Major security technology provider Okta has been hit by a cyberattack, with hackers acquiring authentication tokens and accessing the firm’s support system.
In its public statement, Okta said that hackers stole credentials to access support case management systems and could view files uploaded by certain customers as part of recent support cases.
The firm notified impacted customers and added that the compromised system is separate from the production Okta service, which is “fully operational and has not been impacted,” as well as the Auth0/CIC case management system.
The affected system stored customer HTTP Archive (HAR) files, which are used to track information about web browsers and website interactions. Useful for debugging and other optimizations, these files contain sensitive data that include cookies, authentication tokens, personal information, URLs, IP addresses, and more.

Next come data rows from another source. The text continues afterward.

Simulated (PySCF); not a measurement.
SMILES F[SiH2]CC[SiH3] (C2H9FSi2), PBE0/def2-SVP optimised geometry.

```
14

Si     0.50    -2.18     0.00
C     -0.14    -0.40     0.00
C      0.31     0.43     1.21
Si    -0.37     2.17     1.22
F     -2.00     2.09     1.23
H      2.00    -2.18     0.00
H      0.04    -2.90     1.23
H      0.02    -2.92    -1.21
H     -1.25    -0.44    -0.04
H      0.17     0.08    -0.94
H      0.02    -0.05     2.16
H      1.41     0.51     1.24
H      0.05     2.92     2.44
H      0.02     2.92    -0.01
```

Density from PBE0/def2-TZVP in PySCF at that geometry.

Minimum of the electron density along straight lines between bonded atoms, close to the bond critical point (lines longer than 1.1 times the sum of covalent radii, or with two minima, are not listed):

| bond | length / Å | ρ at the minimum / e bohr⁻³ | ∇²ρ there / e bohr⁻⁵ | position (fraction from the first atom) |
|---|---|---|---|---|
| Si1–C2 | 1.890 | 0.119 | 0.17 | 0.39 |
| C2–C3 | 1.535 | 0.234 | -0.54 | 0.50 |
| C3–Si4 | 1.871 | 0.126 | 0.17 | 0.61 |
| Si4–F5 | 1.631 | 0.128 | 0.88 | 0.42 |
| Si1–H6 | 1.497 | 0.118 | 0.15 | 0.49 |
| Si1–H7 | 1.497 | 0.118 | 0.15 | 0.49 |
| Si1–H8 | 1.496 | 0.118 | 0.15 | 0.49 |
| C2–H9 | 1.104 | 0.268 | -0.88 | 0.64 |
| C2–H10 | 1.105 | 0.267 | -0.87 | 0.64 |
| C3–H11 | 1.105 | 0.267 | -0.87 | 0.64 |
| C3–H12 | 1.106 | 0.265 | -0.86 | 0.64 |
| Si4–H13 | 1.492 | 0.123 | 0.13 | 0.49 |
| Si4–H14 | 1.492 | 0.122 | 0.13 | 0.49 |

Hackers in possession of these HAR files could potentially steal credentials, hijack sessions, engage in identity theft, or even exploit financial data. Sensitive information may also be used for phishing attacks or other malicious purposes.
“Okta recommends sanitizing all credentials and cookies/session tokens within a HAR file before sharing it,” the firm said in its public statement.
Okta is an identity and access management company providing security technology for business, government, and other organizations. Some of the largest Okta customers are Zoom, Sonos, Bain & Company, T-Mobile, Hewlett Packard and others.
The breach was announced by the IT service management company Cloudflare, which detected unauthorized access to their Okta instance on October 18th. Threat actors leveraged a compromised Okta authentication token to access Cloudlflare’s Okta instance.
This breach was not the first major cyber incident in Okta’s systems. Back in December 2022, Okta had its private GitHub code repositories hacked. Cloudflare said that this is the second time it has been impacted by a breach of Okta’s systems.
Cloudflare released separate recommendations for Okta customers, which include enabling hardware multi-factor authentication for all user accounts – as passwords alone do not provide sufficient protection – and monitoring and investigating all suspicious events.
“We have verified that no Cloudflare customer information or systems were impacted by this event because of our rapid response,” Cloudflare stated.
Security firm BeyondTrust said that its security team detected and remediated an attack on an in-house Okta administrator account on October 2nd. No users or infrastructure were affected. Despite reporting on the same day, it took Okta until October 19th to acknowledge the issue.
Okta's share price fell 11% after the announcement.